Dance rehearsal by "Fame" small ensemble.
Glenn Cook/Courtesy of Metropolitan Performing Arts Theatre
Youthful sensibilities are coming to the Workhouse stage. Chronicling the fictional lives of a variety of determined performing arts students at New York City's High School of Performing Arts, "Fame, The Musical" will transport audiences with its exuberance, courtesy of the Metropolitan Performing Arts Theatre.
The musical tells the story of talented students, some quite fame-driven, with openness, wit and insight. The characters confront issues like those teens may face learning what it takes to succeed in the arts, and as they mature in life.
As one of the anthem lyrics goes "I celebrate the me yet to come."
Where and When
"Fame, the Musical," performed at Workhouse Arts Center, W-3 Theater, 9601 Ox Road, Lorton. Performances: Aug. 23-24 and 29-31 at 7 p.m. and Aug. 25 at 3 p.m. Tickets: $20. Call 703-584-2900 or visit www.metro-theatre.org. Note: PG-13 with teenage relationships, drug use and sexuality touched upon.
"Fame, The Musical" is a live stage musical based upon the 1980 movie musical "Fame." The show was conceived and developed by David De Silva, with a book by Jose Fernandez, music by Steve Margoshes and lyrics by Jacques Levy.
The Metropolitan production will bring an all-teen cast to the stage according to producer and veteran director Dan Stapula. The show has a score of about 20 songs guided by music director Abbey Smith.
"I knew that both Metropolitan School of the Arts and the local community had the terrific dancing, acting and singing talent needed to do this show," said Stapula. The production has many cast members from the Hayfield, South County, West Potomac, Oakton and Woodson areas.
Lexie McEntire (WT Woodson High School) said that "because kids in the performing arts tend to get really caught up in their work, and especially when they're working with adults all of the time, they can forget that they're still young and have their whole lives ahead of them to make their dreams happen. This is true, of course, for the fictional students of Performing Arts, as well as many real teens."

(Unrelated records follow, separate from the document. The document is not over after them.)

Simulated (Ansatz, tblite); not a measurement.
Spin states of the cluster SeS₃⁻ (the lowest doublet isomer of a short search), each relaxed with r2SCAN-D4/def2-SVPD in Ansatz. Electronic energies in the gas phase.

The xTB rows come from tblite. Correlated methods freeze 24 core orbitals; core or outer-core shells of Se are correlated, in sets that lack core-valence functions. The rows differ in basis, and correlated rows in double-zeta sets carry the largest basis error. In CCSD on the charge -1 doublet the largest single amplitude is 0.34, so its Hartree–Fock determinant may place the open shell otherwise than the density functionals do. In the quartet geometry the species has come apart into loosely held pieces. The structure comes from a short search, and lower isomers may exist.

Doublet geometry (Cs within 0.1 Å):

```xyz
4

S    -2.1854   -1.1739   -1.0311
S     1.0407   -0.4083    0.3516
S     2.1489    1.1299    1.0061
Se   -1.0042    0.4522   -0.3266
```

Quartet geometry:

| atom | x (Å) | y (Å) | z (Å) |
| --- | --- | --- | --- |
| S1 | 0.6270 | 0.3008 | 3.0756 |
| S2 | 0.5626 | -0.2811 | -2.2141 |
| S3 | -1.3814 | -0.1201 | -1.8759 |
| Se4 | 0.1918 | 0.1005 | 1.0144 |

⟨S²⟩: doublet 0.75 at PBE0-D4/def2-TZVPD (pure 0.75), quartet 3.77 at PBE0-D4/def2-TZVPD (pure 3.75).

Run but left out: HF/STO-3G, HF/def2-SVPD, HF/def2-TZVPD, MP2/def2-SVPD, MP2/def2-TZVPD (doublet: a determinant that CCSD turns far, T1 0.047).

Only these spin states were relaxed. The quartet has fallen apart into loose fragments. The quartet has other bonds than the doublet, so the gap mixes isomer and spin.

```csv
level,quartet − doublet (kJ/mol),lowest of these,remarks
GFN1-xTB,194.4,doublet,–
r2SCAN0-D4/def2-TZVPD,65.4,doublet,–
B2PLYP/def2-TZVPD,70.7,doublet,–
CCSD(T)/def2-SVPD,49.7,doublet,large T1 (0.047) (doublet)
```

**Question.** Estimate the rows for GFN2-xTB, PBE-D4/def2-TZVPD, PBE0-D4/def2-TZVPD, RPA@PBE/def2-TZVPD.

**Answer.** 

Hank von Kolnitz (Hayfield Secondary School) noted that it was "enjoyable, challenging and rewarding" to do "Fame." A lyric from the song "Bring on Tomorrow" resonated with him. "But this fairy tale land fades away as we grow/ and we all have to say our goodbyes." These words show "that when you get older you realize the world isn't as perfect as you thought it was."
"I expect that there will be an honest and fresh interpretation from young people portraying performing arts students,” said Joseph Wallen, director of Performing Arts, Workhouse Arts Center.